Nasser, who had two young daughters, worked for Hariri for two decades. His work was a source of pride for his family, and they never really worried for his safety.
But in the last six months of his life Mr Nasser says his brother appeared increasingly anxious, as political tension with Syria was mounting.
"He didn't seem comfortable. He used to just say 'Allah yostor' - God knows what's going to happen," he says.
Mr Nasser is unequivocal about who he believes was behind the bombing. "We blame Syria for this. We blame Bashar Al Assad," he says. "From the first week, I swear, this is what I believed. Hariri had an agenda that was so different to Bashar Al Assad."
The assassination triggered what the opposition March 14 coalition refers to as the Cedar Revolution - mass demonstrations that precipitated the withdrawal of Syrian troops from Lebanon after a 29-year military presence.
Suspicion was initially cast on the Syrian regime, but four Hizbollah supporters from Lebabon were indicted last year by the United Nations-backed court investigating the killing.
The Lebanese prime minister, Najib Mikati, said this week that he expected the Special Tribunal for Lebanon (STL) to issue a new indictment this month.
The March 14 bloc held a gathering in Beirut yesterday to mark the anniversary of the assassination. Hariri's son Saad addressed the crowds in a televised speech from Paris, in which he and other opposition leaders expressed support for the Syrian uprising and for the STL.

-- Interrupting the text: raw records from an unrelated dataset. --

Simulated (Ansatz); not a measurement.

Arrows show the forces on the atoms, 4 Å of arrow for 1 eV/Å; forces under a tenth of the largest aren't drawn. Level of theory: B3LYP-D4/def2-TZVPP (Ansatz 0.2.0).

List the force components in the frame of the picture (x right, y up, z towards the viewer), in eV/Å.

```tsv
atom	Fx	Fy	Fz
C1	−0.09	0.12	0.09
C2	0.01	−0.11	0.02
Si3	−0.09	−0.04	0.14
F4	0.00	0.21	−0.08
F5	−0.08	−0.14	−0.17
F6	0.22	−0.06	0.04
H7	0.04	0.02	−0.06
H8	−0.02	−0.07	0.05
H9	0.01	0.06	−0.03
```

"The course of justice in the case of the assassination has reached a point of no return. This course will definitely lead to uncover the perpetrators and the accused, and establish the rules that protect Lebanon from political assassinations," Mr Hariri said.
For Mr Nasser, the STL may be the only way to find out who was behind the bombing that killed his brother.
"The most important thing for me and my family is to find the truth," he says. "Justice will come, not soon, but in the long run."